Chad Lee's "Send a Message to Congress" ad begins on a dark, depressing note. The Republican candidate for U.S. Representative tells voters in Wisconsin's 2nd Congressional District that the government is responsible for causing "historic unemployment" and sending "billions to Wall Street." The background music is eerie, and pictures flash of a sad old woman with bad skin and a sad old man with no hair. This is not an America anyone wants to live in.
Then Lee shows slow-motion footage of his opponent, Democratic incumbent Tammy Baldwin. Baldwin is dancing her heart out with an ecstatic smile, raised arms and bouncing breasts. She's flanked by two equally happy women in campy wigs, one of whom toots a trumpet. "Tammy Baldwin's having a ball borrowing and spending in Congress while Wisconsin families foot the bill!" the narrator says. The deeply unfair implication is that Baldwin parties hearty in response to her constituents' hard times.

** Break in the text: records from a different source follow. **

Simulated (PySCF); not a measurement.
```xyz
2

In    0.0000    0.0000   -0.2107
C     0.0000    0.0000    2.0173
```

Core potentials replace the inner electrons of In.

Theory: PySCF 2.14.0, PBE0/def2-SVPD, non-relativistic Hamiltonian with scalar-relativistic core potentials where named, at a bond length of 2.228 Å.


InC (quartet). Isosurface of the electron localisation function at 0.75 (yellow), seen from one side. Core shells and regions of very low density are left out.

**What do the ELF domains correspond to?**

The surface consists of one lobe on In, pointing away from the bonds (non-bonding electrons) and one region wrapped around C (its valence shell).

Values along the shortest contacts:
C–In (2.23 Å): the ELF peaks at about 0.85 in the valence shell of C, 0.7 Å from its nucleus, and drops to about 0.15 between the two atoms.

Halfway through the ad, Lee appears onscreen himself in a starchy shirt and tie, denouncing "destabilizing debt." A banal synthesizer burbles on the soundtrack as Lee strolls stiffly through an otherwise empty wooded area.
I'm almost certain Lee wants us to see him as the preferable choice here. Did he not realize that he's made dancing with Tammy Baldwin look much more fun than strolling with him?